One other little detail: documentation for the DS18B20 device calls for including a pull-up resistor in the circuit. To our joy, the Arduino has pull-up resistors built-in and available for optional use on any I/O pin. As you will see in the sketch, to enable the pull-up hardware on pin A0 we set the pinMode to "INPUT_PULLUP".

Step 5: Optionally, Directly Connect LEDs to the HyperDuino+R Shield to Indicate Status

Everyone who has played with LEDs on an Arduino knows you have to put a resistor in the circuit to protect the LED, which has always meant wiring up a breadboard. Not any more. All models of the HyperDuino shields provide pins for directly connecting LEDs, with the resistors built into the board. Now you can just plug-n-play with LEDs for school projects or just about anything that you want to light up with LEDs. This is normally done with jumper wires. We used some really short ones to add lights that tell us when things are happening with the pumps. They're nice to have, but not necessary.

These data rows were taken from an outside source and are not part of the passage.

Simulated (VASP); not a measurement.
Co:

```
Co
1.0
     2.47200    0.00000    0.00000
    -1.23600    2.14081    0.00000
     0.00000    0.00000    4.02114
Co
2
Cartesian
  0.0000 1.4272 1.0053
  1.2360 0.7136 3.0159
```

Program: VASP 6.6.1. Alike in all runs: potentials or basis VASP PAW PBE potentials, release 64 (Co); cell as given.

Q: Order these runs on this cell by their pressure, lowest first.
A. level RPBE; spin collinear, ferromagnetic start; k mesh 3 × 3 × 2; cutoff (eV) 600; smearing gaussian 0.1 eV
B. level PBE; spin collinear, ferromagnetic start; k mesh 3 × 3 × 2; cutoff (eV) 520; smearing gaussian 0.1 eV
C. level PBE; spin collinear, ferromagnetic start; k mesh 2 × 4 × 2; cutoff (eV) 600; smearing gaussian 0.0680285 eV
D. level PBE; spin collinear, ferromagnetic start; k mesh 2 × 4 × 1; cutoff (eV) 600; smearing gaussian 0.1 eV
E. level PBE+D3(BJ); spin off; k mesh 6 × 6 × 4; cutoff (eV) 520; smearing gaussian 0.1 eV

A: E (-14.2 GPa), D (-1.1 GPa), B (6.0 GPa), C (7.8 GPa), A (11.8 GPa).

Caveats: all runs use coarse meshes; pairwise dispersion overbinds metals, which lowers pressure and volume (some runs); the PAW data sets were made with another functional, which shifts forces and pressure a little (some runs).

Step 6: Get the Digital Thermometer Libraries

The HyperDuino takes care of connecting to the outside world. The Arduino controller's job is to read the digital thermometer and take appropriate action with the pump. The example in this Instructable activates the pump when the thermometer reads a temperature above 65.5 degrees. It deactivates the pump when the temperature is below 65.0.

The sketch reports pump activation events and periodic temperature readings, including a timestamp, using the Arduino's serial port. Optionally, these reports can be logged to a file on an attached computer. The sketch runs jut fine without a computer connection, of course.

Reading the thermometer involves using two special-purpose development libraries: OneWire; and DallasTemperature. These libraries did not come standard with my copy of the Arduino IDE. I downloaded and placed them in the Libraries directory inside the Sketchbook folder. The location of the Sketchbook folder can be seen (and managed) in the Preferences window of the Arduino IDE. For example, on my Mac it's located at "/Users/yours_truly/Documents/Arduino." Create a separate subfolder in there for each of the following libraries. The online resource locations and the necessary Library files to be downloaded are as follows:

The OneWire Library

Make a folder named "OneWire" in your local Libraries folder, then go to the link given above and download into that subfolder at least these two files:


You will probably want to download the other files and folders on the OneWire site also, especially including the helpful examples. They are educationally beneficial, and you may be able to use some of the code in future projects of your own.

The DallasTemperature Library

Make a subfolder named "DallasTemperature" in your local Libraries folder, then go to the link given above and download into that subfolder at least these two files:


Again, you will find it helpful to download the other files at the Dallas Temperature site, especially including the examples.

Step 7: Understanding the Motor Controller

Activating the pump is a simple matter of setting certain digital pins on the Arduino that operate the motor controller on the HyperDuino+R shield. This device deserves a closer look.

There are four pairs of ports on the motor controller. Each pair is for one motor. The pair labeled B02/Gnd was used to power the pump in this project. Notice that the other pairs are labeled B01/Gnd, A02/Gnd, and A01/Gnd.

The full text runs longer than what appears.